63 min. Japanese.
The debut film of the future director of hit international comedy Shall We Dance? (1996) follows the antics of the five members of the model middle-class Mamiya family after the latest arrival into the household, the voluptuous new bride Yuriko of the over-sexed eldest son Koichi. Younger brother Kazuo sees his new sister-in-law as a possible source of release from study stress, while his sister Akiko dons her office lady uniform every morning and slips out of her family’s eyesight with a cheery smile, before heading straight to a workplace that offers much more in the way of financial incentive than the office. Meanwhile, their father remains a silent fixture behind his newspaper, nodding sagely at the head of the table, while waxing wistfully about the owner of the local bar who reminds him of his dead wife.

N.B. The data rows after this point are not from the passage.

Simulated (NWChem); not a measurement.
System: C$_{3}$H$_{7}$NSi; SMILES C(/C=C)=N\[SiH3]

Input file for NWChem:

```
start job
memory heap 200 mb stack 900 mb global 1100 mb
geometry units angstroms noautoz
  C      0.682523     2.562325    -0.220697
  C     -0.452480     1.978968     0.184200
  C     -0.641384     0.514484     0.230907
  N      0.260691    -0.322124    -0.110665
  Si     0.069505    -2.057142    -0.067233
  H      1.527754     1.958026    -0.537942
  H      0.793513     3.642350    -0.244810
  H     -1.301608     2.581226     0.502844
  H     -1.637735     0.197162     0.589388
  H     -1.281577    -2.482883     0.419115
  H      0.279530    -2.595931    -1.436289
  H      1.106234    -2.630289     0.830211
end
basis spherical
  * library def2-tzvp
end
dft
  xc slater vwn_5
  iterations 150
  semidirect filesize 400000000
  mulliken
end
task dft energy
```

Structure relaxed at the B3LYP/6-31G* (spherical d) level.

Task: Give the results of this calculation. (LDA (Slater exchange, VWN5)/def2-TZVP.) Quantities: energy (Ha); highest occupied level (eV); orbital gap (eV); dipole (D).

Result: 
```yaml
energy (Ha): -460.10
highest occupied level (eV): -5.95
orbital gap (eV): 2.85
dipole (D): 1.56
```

Shooting from his own script, Suo’s only ever ‘pink film’ is a bawdy pastiche of the works of Yasujiro Ozu, presenting the members of this far-from-typical family through idiosyncratic editing and compositional style of the Grand Master of the Japanese domestic drama. The results are amongst the wittiest and entertaining in the entire history of “pinku eiga”.
Masayuki Suo was born in Tokyo in 1956. He began his career in the early 1980s as an assistant director to Takahashi Banmei and Kiyoshi Kurosawa. In 1984, he directed his only ‘pink film’, Hentai kazoku – Aniki no yomesan (Abnormal Family: Older Brother’s Bride), for the company Kokuei. He went to make a number of feature films, landing a global hit with the tragicomedy Shall We Dance? (1996).